He decided to revert to boyhood
and join our sons.
I became a single parent
with three boys to care for.
I can see you pull a face there.
Here's another one.
Boy mums.
I was a girl mum for seven years before I had my son.
He's now four and I still do not identify as a boy mum.
There's nothing inherently different about him because he's a boy rather than just being a different person.
But with my girls, I always tell them they're strong and brave and clever and can do anything they want to achieve.
I don't really give that same message to my son, which may be a problem.
Thoughts?
Yeah, well, that's really interesting because I think we've reached
this really strange moment culturally where we talk about girls
in this really kind of expansive, inspirational way.
So it's like, you can be anything, you're strong, you're tough, you're brave,
break those stereotypes.
But we kind of tend to talk about boys,
and even people who are quite liberal and progressive,
tend to talk about boys in these quite essentializing ways.
So I hear a lot of, you know, boys are like dogs.
That's one that people keep saying to me, you know,
all they need is exercise and food and just, you know, wear them out. You know, and there's sort of a grain of truth in it,
but it's also, you know, it's very limiting. And, you know, boys will be boys and just, you know,
boys can't sit still. Boys don't like reading. Boys, you know, boys only want to play with
trucks. And, you know, and I think a lot of girls go through a princess phase where they really only want to play with princesses but nobody's saying oh well they're just like that
that's just what they're innately like and so we should not try and expose them to anything else.

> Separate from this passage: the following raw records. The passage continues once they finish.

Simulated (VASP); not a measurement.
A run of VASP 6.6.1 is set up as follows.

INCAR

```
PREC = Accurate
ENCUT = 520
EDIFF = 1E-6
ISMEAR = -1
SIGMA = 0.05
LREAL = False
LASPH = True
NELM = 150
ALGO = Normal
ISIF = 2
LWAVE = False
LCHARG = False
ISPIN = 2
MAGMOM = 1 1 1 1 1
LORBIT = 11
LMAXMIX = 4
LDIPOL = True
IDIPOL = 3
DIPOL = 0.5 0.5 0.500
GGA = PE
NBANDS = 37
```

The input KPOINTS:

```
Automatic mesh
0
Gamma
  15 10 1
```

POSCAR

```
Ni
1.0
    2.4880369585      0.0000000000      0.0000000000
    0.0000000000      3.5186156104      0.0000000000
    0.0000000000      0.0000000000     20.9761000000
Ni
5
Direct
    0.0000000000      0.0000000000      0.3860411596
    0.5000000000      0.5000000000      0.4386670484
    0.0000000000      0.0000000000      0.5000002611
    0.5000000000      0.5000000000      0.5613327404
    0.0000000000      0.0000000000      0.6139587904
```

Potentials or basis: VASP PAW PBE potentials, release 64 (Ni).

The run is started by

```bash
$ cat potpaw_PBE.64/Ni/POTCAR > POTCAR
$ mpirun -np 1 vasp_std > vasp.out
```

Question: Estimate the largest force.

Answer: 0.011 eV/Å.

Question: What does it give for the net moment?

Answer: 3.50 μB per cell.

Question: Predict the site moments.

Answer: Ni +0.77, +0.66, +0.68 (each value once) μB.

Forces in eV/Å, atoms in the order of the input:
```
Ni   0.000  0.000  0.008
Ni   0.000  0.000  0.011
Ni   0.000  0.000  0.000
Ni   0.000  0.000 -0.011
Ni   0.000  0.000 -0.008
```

Do you think it makes a difference when it is all boys in the family like when they don't have a
sister? Yeah and there's lots of really interesting research on that
that shows that having sisters really benefits boys
and helps them learn these kind of relational and emotional skills
and it sets a different kind of tone in the family.
And I think with three boys, you know, they kind of boy each other,
you know, that you're really doubling down on that boy energy
and boy sort of boy tropes. And they don't get exposed to so many things just by kind of natural, organic osmosis.
Because you talk about boys might learn and benefit from girl culture.
Also, again, in inverted commas. Give me an example.
Well, I think it really is about this idea of having access to your emotions and also about building intimacy and friendships.
A lot of the, you know, I interviewed lots and lots of boys and, you know, I've heard this thing that, you know, male friendships aren't worse.
They're just different. But a lot of the boys I spoke to felt like they really couldn't talk to their friends about anything kind of emotional or vulnerable or personal and they actually really wanted to they weren't happy with the situation and they wanted to have these deeper and more
emotionally close relationships but they felt like they didn't have the kind of social permission
to do that and I think girls just get absolutely bombarded with all these kind of friendship and
relationship stories and narratives and role models and they can see themselves in those roles
and so it's just much easier for them to access that so when I say girl culture I'm not talking and relationship stories and narratives and role models, and they can see themselves in those roles.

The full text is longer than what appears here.